Friday, February 18, 2011

Chicago Tribune on 2/19

Here is a write up for tomorrow's show, just published in the Chicago Tribune

Bringing back the roar of Chicago's 1990s sonic heyday

By Jessica Hopper, Special to the Tribune

February 18, 2011

The '90s were a veritable heyday for Chicago's underground scene, and while the sounds being pumped out of our fine city were diverse — the mainstays had a particular sort of musical muscularity to them. You could pretty easily divide acts into camps — based on whether they hewed closer to the Shellac model, the terse trio led by iconic producer Steve Albini — or fell in behind the melodic, instrumental all-star group Tortoise. The latter unwittingly spearheaded what became known as "post-rock," a term that meant a lot of nothing but shorthanded eclectic nonrock influences.

Frontier was perhaps the only local band to truly straddle both sounds — serving up as much electronic, ambient drone as it did brutal, squealing noise rock. It was a long-running staple on bills at the Empty Bottle, from when Frontier began playing out from around 1991 until 2003, when the band went on what now appears to be a hiatus. Live, Frontier often went for a performative onslaught that matched the intensity of its sound — using floods of light and a powerful smoke machine that sometimes made shows feel like a community theater staging of "Brigadoon," with all the fog.

After a one-off show last year, the band is returning for a show this weekend, topping a bill of noisemakers that run the gamut from assaultive to merely chaotic. Mid-bill are locals Bloodyminded, who have been omnipresent the past year or two it seems, as a staple of the underground warehouse-shows scene and making their mark at clubs and bars as well. The band possesses a distinctly postmodern frenzy — bearing out a "nothing's shocking" ideal into its sound and aesthetic. Seeing Bloodyminded play for the first time a few years ago, I was put off by a song whose lyrics seemingly advocated anorexia — it's not until you get a few songs into Bloodyminded's performances or albums that you realize that their whole oeuvre is a long, loud, over-the-top tribute to sadism, in all its forms.

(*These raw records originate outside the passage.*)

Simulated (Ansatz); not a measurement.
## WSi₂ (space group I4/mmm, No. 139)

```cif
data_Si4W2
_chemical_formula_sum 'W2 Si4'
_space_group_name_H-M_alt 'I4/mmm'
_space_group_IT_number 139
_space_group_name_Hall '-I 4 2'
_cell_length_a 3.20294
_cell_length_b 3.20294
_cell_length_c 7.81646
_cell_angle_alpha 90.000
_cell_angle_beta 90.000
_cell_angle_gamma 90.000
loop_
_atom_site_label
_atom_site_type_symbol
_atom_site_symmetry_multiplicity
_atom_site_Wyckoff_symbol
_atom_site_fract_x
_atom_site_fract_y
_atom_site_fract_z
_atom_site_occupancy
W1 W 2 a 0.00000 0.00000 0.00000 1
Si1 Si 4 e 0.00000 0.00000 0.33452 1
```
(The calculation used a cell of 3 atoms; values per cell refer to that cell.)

On their eight albums, the songs range from 3 minutes to the 10-second range, most of the songs stutter and pulse with manipulated electronics — they often sound like someone has amplified a hyperactive cicada through busted car speakers. Sometimes this is augmented or accompanied by shrieks of feedback that mirrors the squealing of frontman Mark Solotroff. (Solotroff is the eminence grise of the Chicago noise scene, operating the Bloodlust label, doing time in a handful of other bands and generally propelling the scene along.)

It's not for the faint of heart (or, rather, ear) or easily offended. Given how intense Solotroff is when he's performing, it's easy to take the violence of Bloodyminded lyrics seriously, but once you get halfway into an album or show — Bloodyminded evidences itself as essentially an epic performance piece about hate.